While we have no legacy cast iron, we are passing on our legacy to our daughter who also loves it. Both seasoned and enameled. We really love Lodge and are getting more. The heavier pan seems to have good heat retention, it seems a lighter pan with less heft would not have the mass to hold heat as long. Completely happy with the cheaper Lodge, "the cast iron cookware for the masses".
We also have a large collection of enameled. They are mainly for medium heat, long cooking dishes and excel at the acid based sauces that ruin the seasoning on bare cast iron. Anything you would cook in a crock based slow cooker works great with enameled cast iron. We have both types and and use both, based on what we are cooking today! Love our cast iron!
Apparently People don't appreciate good stuff, they need shiny quick fixes, the info here is so well presented. thanks
Perfect! Thank you!
I appreciated the information. Listening to you makes me really appreciate even more the old schoolers, usually from the southern part of the USA, who have lived and grown up on the cast iron tree, so to speak. Their knowledge has proven for me to be the most educational. Also there is a deep reverence for all things cast iron. An example of this can be found on the UA-cam channel, Cast Iron Cookware. Here you find a person who lives, breathes, and loves cast iron. Thank you again for your helpful insights.
Old-school is absolutely pretty hard to beat, but Will Price is our resident southern cast-iron expert, having grown up in Atlanta and worked for cast-iron makers for several years. He could certainly go on for days about cast-iron cookware - he's done it before...
Gear Patrol Thank you so very much for the additional information. It is greatly appreciated.
We have a small cast iron pan with a machined surface that we've always used for everything. Recently, I decided to strip it down to the metal, it took several weeks to do this, literally removing a quarter inch to half an inch of carbon from the pan (mostly on the outside and on the rim, the bottom was always glassy black). When stripped down, I could read "made in Taiwan" on the bottom. It was no doubt a bargain basement pan most likely from the grocery store that my parents must've picked up in the 70's yet with it's machined surface, it's far better than any of the gourmet cast iron frying pans you can buy today. I would suggest scouring garage sales if you want cast iron pans.
be careful without knowing history of the pan. a lot of people have used them to melt lead and so on
What a knowledgeable person
The cheaper Lodge has more thermal mass and has no trouble with food sticking. Use the proper technique of preheating the skillet, add fat, then add food and let it sit until it releases. I've never seen a video comparison between Lodge and a more expensive brand where the Lodge had food stick worse. Nothing sticks to my cheap Lodge or Victoria cast iron. Yeah you can pay more for a more aesthetically pleasing skillet, but there's no appreciable performance improvement with a completely smooth interior.

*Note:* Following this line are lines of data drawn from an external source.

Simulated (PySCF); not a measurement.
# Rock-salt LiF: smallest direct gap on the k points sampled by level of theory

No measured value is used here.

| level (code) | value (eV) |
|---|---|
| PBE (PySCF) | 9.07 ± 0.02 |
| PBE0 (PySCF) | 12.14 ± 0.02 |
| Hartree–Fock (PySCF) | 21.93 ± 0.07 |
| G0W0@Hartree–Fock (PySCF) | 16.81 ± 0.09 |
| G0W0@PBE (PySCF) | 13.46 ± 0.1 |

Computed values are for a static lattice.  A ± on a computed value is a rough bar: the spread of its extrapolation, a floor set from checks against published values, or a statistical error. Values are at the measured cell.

I agree with you 100 percent! I have vintage Wagner’s , Griswolds, BSR’s and a few vintage Lodge skillets, and they no different in performance than my modern Lodges. I also own a few Field skillets and a beautiful Lancaster Pa skillet. Even though they are exceptionally made, they still don’t beat the Lodge in performance. I laugh at how these UA-camrs make videos about smoothing out a lodge to make it more nonstick. All you have to do is COOK IN IT! Lodge is the most underrated cast iron cookware out there that is actually just as good if not better than the pricier competition.
not a damn thing wrong with a lodge cast iron pan... works great lasts long and seasons well.
Spend some time and find some vintage pans like Griswold and Wagner.
Polymerization is far more than “having the moisture drawn out”. It’s is a complex reaction that totally transforms the oil.
Stargazer 10.25" $85, machined beautiful pan
love mine, ordered it right after their KickStarter ended. Took for ever to get but so worth it.
if you think your pan is a bit rough, you can actually sand it down and reseason
We could do a drinking game with how many times you say "and so on and so forth".
wait now, buying "a" cast iron pan... I have 9 now.. LOL
You can make biscuits in a CI skillet also...you left that out!
non-enamel cast iron has a temperature cap if you don't want it to warp
Enameled cast iron typically has a lower temperature cap than non-enameled
i'll believe any man who mentions cornbread as a serious food twice
Cooking with cast iron is kool cause its casted with iron and you cook on it.
The most hard choice in cookland for me 😢
Can you season the cast iron with a butter? Does it work?
it would work with Ghee I think. To solids in butter would make for a flaky seasoning so no on butter.
...so on and so forth.
Seems to me when he says pre- seasoned, means it's coated with teflon. Not good for your health. You want a pan without "pre-seasoning". Just a plain cast iron skillet!!
Preseasoning it’s heating it and oiling it. No Teflon
All mine was preseasoned I don't see the issue on weather you do it or they. All I have to do is give it a good cleaning and get cookin'
Fyi you don't use soap on cast iron, don't listen to this guy a lot of information you have given is wrong
Not true. Modern dish soaps do not ruin your seasoning.
Soap is fine. I'd rather cook on a clean pan then a dirty one.